Chapter 7 Between-study Heterogeneity

By now, we have already shown you how to pool effect sizes in a meta-analysis. In meta-analytic pooling, we aim to synthesize the effects of many different studies into one single effect. However, this makes only sense if we aren’t comparing Apples and Oranges. For example, it could be the case that while the overall effect we calculate in the meta-analysis is small, there are still a few studies which report very high effect sizes. Such information is lost in the aggregate effect, but it is very important to know if all studies, or interventions, yield small effect sizes, or if there are exceptions.

It could also be the case that even some very extreme effect sizes were included in the meta-analysis, so-called outliers. Such outliers might have even distorted our overall effect, and it is important to know how our overall effect would have looked without them.

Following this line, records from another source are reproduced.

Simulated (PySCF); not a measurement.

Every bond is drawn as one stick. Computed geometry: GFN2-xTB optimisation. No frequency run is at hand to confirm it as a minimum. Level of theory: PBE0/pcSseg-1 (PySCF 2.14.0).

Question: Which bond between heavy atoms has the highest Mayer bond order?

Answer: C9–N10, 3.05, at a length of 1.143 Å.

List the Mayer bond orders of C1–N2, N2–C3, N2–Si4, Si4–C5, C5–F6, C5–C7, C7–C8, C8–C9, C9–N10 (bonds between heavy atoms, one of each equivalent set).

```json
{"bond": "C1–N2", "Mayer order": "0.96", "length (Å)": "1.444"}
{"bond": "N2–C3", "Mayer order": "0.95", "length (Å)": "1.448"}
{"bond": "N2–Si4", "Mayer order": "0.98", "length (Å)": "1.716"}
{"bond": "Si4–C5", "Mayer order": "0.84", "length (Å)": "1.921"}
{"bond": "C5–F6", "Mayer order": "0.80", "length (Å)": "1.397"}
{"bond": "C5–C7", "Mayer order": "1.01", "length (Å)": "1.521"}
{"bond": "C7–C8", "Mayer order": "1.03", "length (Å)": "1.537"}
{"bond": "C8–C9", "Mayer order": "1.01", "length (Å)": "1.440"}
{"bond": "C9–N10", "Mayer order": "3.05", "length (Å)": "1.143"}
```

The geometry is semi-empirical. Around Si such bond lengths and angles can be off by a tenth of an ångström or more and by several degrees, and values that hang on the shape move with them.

The extent to which effect sizes vary within a meta-analysis is called heterogeneity. It is very important to assess heterogeneity in meta-analyses, as high heterogeneity could be caused by between-studies differences. For example, a continuous variable, like the proportion of male participants, might influence the effect - or there might be two or more subgroups of studies present in the data, which have a different true effect. Such information could be very valuable for research, because this might allow us to find certain interventions or populations for which effects are lower or higher.

Very high heterogeneity could even mean that the studies have nothing in common, and that there is no “real” true effect behind our data, meaning that it makes no sense to report the pooled effect at all (Borenstein et al. 2011).

References

Borenstein, Michael, Larry V Hedges, Julian PT Higgins, and Hannah R Rothstein. 2011. Introduction to Meta-Analysis. John Wiley & Sons.